He said there had not been as much coverage of the visit in the United States as might have been expected.

“That is partly because the real meat of this trip seems to have come on Wednesday morning in Belfast. So that part was covered. And then this [the following days in the Republic] is mostly is seen as a lot of pageantry.”

O’Keefe raised publicly with the White House earlier this week what he described as a perception that parts of the visit involved “tree planting, bell ringing and a taxpayer-funded family reunion”.

O’Keefe told The Irish Times: “There are many in America who will understand what he’s doing this week and have no issue with it. That maybe because they are fans of his or maybe because they’re also Irish American, and they can appreciate that somebody wants to celebrate it.”

“There will be others who wonder why such expense and work was done to bring him here. But as he said yesterday, it is something he thinks should be done and that it is important to reiterate America’s strong partnership with this country.”

The White House said it would dispute this characterisation of the visit. It said the president wanted to show strong support for the Good Friday Agreement and that he had met the British prime minister and various political leaders in Ireland.

If Belfast was to be the real substance of the visit, the White House was very pleased with how things worked out.

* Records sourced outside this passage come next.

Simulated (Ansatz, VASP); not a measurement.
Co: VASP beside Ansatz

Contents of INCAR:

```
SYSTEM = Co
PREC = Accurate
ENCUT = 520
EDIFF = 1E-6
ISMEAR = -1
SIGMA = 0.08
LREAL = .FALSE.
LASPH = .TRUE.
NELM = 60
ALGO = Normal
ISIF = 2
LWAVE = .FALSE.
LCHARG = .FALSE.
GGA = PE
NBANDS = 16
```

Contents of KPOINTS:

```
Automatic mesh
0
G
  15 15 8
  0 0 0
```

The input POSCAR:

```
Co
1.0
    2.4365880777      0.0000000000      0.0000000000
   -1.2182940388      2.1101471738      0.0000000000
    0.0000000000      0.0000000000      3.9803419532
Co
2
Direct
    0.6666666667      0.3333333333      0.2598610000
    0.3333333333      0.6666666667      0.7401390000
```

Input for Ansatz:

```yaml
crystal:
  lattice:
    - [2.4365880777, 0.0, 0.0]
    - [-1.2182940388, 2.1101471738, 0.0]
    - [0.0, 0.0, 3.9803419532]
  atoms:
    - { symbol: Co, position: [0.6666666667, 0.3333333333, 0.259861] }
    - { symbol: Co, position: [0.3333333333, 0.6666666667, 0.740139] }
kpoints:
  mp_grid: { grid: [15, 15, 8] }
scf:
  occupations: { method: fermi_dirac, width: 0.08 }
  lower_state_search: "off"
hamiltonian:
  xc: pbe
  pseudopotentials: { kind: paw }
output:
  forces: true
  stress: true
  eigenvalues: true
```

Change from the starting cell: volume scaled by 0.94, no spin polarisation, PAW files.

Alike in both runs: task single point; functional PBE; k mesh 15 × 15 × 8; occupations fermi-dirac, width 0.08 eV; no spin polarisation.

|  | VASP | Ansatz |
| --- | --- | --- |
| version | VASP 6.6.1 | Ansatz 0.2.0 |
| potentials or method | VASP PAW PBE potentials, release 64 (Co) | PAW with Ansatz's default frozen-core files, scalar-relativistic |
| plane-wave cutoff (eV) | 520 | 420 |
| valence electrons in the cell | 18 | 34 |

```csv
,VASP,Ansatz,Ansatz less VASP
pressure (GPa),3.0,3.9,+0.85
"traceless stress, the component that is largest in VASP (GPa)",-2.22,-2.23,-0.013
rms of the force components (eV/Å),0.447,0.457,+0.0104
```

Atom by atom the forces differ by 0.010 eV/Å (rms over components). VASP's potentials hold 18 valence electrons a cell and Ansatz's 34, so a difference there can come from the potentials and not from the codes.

“The president had a great day in Northern Ireland, and everyone is feeling really good about that stop”, the senior director for Europe at the US national security council Amanda Sloat said.

Biden appeared deliberately to stress the English and Huguenot side of his heritage and to highlight the role played by Ulster Scots in building the United States.

While he urged party leaders in Northern Ireland to return to Stormont, there was no obvious arm twisting, just a promise of significant US corporate investment if political progress and stability was secured.

Sloat maintained that Biden’s speech at Ulster University – his only public engagement in Belfast – had gone down well.

“We’ve gotten incredibly positive feedback from all communities and political sides there.”

However, while the White House wanted to focus on the positives of the visit to Ireland, more contentious issues continued to pop up.

Elements of the UK media wanted to pursue the claims that the president was anti-British and even some Americans raised the question as to whether Biden by highlighting his Irish heritage was tacitly backing a united Ireland.

Why was the president out shaking hands as soon as he crossed the border but did not meet ordinary people in Belfast?

While the visit to Ireland received extensive coverage in the US, it was not the biggest story of the week.

There were 200 media personnel given credentials to cover Biden’s speech in Belfast and 180 for his address in Ballina.

But for the US media the big story was back in Washington where the Pentagon was trying to deal with a potentially very damaging leak of classified information about the war in Ukraine and other issues.

The allegations that Biden had snubbed the UK and was anti British continued to be raised throughout the visit.

In Belfast the White House was asked about former DUP leader Arlene Foster’s claims that the president “hates the UK”.

Sloat dismissed her comments as “simply untrue”. However, it led to the inevitable dramatic headlines in some places – which was probably the intention all along – that “White House denies Biden hates UK”.

The White House insisted there was nothing to read into the decision of British prime minister Rishi Sunak not to attend Biden’s Ulster University speech.

Sunak, the White House argued, would be visiting Washington in June and the two would be meeting at the G7 meeting next month.

But the questions kept coming. Why was the president out shaking hands as soon as he crossed the Border but did not meet ordinary people in Belfast?

Biden basked in the warmth of the welcome he received from his fellow politicians in Leinster House.

Virtual across-the-board adulation is certainly not something he receives on Capitol Hill.

At the end of his speech there was a curious passage in which the president acknowledged his age – in the context of being experienced.

However, Biden’s age – he was 80 last November – is a sensitive issue with the time approaching when he will need to declare whether he will seek a second term.

The president said he was “at the end of his career rather than the beginning”.

But how significant was that statement or was it just an off-the-cuff remark?

O’Keefe says: “I don’t think we can measure that quite yet. But I think that will get noticed, and it feeds the storyline or the concern or the acknowledgment of his supporters that they have to address the age issue. Because a lot of what drives the concern about him running for another term is the idea that he may be too old to do it. And they worry that he’s not up to it either physically or mentally. So he’s either got to own it. And he’s resisted owning it. Or they’re going to have to find some way to deal with it.”